Thursday, December 19, 2013

12-19-13 - Joshua Tree

Last night, I woke up to a strange sound, wild and yet familiar. It was a high chattering punctuated by excited yelps. I sat bolt upright in bed with excitement. Coyotes! I hadn't heard them since I was a little girl. My parents' house is on the edge of a massive tree farm where a pack used to live. They'd sing all night and drive the dogs crazy. I always loved the sound. These little fellows were within 10 feet of the van from the sound of it. We heard them a couple times throughout the night, making their rounds and investigating the strangers that had appeared in the middle of their territory. I walked outside to see if I could catch any glimpse of them but they had already moved on. The full moon shone down as bright as a streetlamp, casting clear shadows on the ground and giving the world an eerie, surreal feeling.

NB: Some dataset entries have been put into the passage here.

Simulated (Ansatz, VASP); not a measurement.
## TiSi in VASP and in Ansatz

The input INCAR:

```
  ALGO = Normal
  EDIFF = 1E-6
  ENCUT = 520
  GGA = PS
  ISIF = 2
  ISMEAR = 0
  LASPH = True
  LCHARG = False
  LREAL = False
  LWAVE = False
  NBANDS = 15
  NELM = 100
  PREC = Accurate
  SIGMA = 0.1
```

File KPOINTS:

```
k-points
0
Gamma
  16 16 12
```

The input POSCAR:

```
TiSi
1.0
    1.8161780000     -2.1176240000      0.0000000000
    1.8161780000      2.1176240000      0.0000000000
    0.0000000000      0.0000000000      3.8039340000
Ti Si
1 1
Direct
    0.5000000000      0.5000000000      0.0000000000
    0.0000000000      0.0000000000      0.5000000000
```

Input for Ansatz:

By the time we woke up the sun was fully risen and had begun chasing off the chill of night. My GPS read 3,200 feet, quite a gain from our mainly sea level adventures. We sliced up another of the grapefruit from the Salton Sea campsite. I stared out at the scrub brush, savoring the sun and sweet juice of the fruit. A movement caught my eye, a patch of brown moving against the sea of sand, yucca, and dead grass. I just managed to catch a glimpse of a bushy tail and four little legs. I pressed my nose up to the glass, thrilled. Not 10 yards out, a beautiful little coyote came in to view. He was a lovely soft scrub brown, mottled with gray and black, with delicate little paws that he floated on light as air. He stopped to sniff at a bush that Jax had staked out as his own, then suddenly threw both ears upright and stared directly at us. We met each others' gazes for a few fearless seconds, then he unhurriedly went on his way, clearly unconcerned by our bumbling presence in his endless, inhospitable home.


Charlie out in the big nowhere.







Our campsite is in Joshua Tree National Park, back on a Jeep trail. There's not a soul here but us and the coyotes. This is my first experience with a real desert, and it's truly lovely. We are parked on a flat dish filled with low-growing brush, dead grass, and yucca. In all directions we are ringed by dry, tan mountains made of crumbled rock and held together by more brush. The sky is flawless blue. Although it got slightly cold last night, temperatures here rise quickly and by 9 o'clock it's a comfortable 70 degrees.

I've been fighting off a cold, but it's nothing like in Washington. There, soggy days drag in to wet weeks, a constant damp drizzle that gets into your bones and slows the healing process to a miserable crawl. Here it's bone dry, warm, and I have unlimited sunshine and fresh grapefruit. Normally colds annihilate me, but here I'm already almost completely better three days later.

We should make Arizona today, we've had a tip from a couple people that Sedona is a great place to check out.